The risk of further rating downgrades for Ghana is “likely to rise over the next year” as the government will continue to borrow heavily in the domestic market, says Mark Bohlund, senior credit research analyst at REDD Intelligence in London.
Ghana faces a sharp rise in domestic bond redemptions in the second half of this year and “inability to hit fiscal deficit targets is likely to impair external borrowing options” in 2022, Bohlund says.
The limited improvement in debt-servicing ratios since 2020 is likely to trigger downgrades from at least two of three major rating agencies by the end of 2022, he adds.
Ghana has resources that could help to pull it away from trouble, according to research from S&P Global Ratings in June. Its diversified commodity base of gold, oil and cocoa has helped it to weather volatile international commodity prices.
- “We expect these offsetting trends to continue in the medium term,” S&P says.
- Still, S&P estimates that at least 60% of total government debt is external, with at least 50% denominated in a foreign currency, making debt-service costs sensitive to the cedi’s depreciation.
- The government is using about half of its fiscal revenue to service its debt, and GDP per head is only slightly above $2,000, S&P says.
REDD Intelligence’s Bohlund says he sees no easy solutions for Ghana’s banks. Nigerian banks that have expanded across Africa have been able to reduce their dependence on their home market, but “but Ghanaian banks do not have the capital required for such forays,” he says.
He adds: “A sovereign downgrade could require capital injections into some banks to shore up their capital adequacy ratios.”
The operating units of Nigerian banks in Ghana may be first in line. Fitch also revised the default-rating outlooks for Guaranty Trust Bank Ghana (GTBG) and United Bank for Africa Ghana (UBAG) to negative from stable on 30 June.
In the event of a sovereign default, Fitch says it is “unlikely” the Ghanaian units would remain solvent due to their high exposure to Ghana’s government securities.
Neither bank has a high market share in Ghana, which compounds their exposure to government debt, says Michael Ogunremi, macroeconomic and fixed income analyst at Chapel Hill Denham in Lagos.

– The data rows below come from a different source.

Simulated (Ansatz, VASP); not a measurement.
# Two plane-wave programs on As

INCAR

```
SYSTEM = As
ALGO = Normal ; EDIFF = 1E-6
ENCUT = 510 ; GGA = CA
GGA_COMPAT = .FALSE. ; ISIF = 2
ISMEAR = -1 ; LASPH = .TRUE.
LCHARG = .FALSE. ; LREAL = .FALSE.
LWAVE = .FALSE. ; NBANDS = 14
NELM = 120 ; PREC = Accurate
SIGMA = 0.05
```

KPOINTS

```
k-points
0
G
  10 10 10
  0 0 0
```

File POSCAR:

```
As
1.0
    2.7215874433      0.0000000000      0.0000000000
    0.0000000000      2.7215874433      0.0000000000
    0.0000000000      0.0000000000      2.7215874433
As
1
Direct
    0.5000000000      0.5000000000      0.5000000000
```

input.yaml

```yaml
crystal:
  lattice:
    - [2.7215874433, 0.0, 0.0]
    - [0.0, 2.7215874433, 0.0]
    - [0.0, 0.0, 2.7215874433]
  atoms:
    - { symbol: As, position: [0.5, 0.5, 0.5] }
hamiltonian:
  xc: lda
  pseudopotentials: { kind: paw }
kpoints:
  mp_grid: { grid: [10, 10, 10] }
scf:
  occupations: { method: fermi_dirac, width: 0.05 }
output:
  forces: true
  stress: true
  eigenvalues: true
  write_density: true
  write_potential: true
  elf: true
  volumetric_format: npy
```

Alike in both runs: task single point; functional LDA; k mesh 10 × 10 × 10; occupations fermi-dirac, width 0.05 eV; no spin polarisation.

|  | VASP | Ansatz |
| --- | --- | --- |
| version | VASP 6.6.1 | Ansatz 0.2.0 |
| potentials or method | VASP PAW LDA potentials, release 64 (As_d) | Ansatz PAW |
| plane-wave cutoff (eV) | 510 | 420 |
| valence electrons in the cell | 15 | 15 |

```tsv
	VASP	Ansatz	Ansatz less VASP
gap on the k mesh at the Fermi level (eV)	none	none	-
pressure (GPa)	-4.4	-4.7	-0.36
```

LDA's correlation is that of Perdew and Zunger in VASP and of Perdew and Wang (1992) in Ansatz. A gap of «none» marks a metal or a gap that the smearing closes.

Nigerian banks see strong growth prospects in Ghana and will want to stay there unless there is “extreme” economic stress, argues Ogunremi.
- A debt downgrade would increase the risk of GTBG and UBAG needing capital injections from their Nigerian parent banks, he adds.
- The country’s top banks – such as GCB, Nigeria’s Zenith and Togo’s Ecobank – in contrast, have “shock absorbers” that would allow them to withstand a sovereign downgrade, Ogunremi says.
- For now, Ogunremi says, GTBG and UBAG need to reschedule Ghanaian government debt and pay it off to allow them to diversify their loan portfolios in the country.
Ghana’s worsening debt outlook will test the resolve of Nigerian banks to tough it out.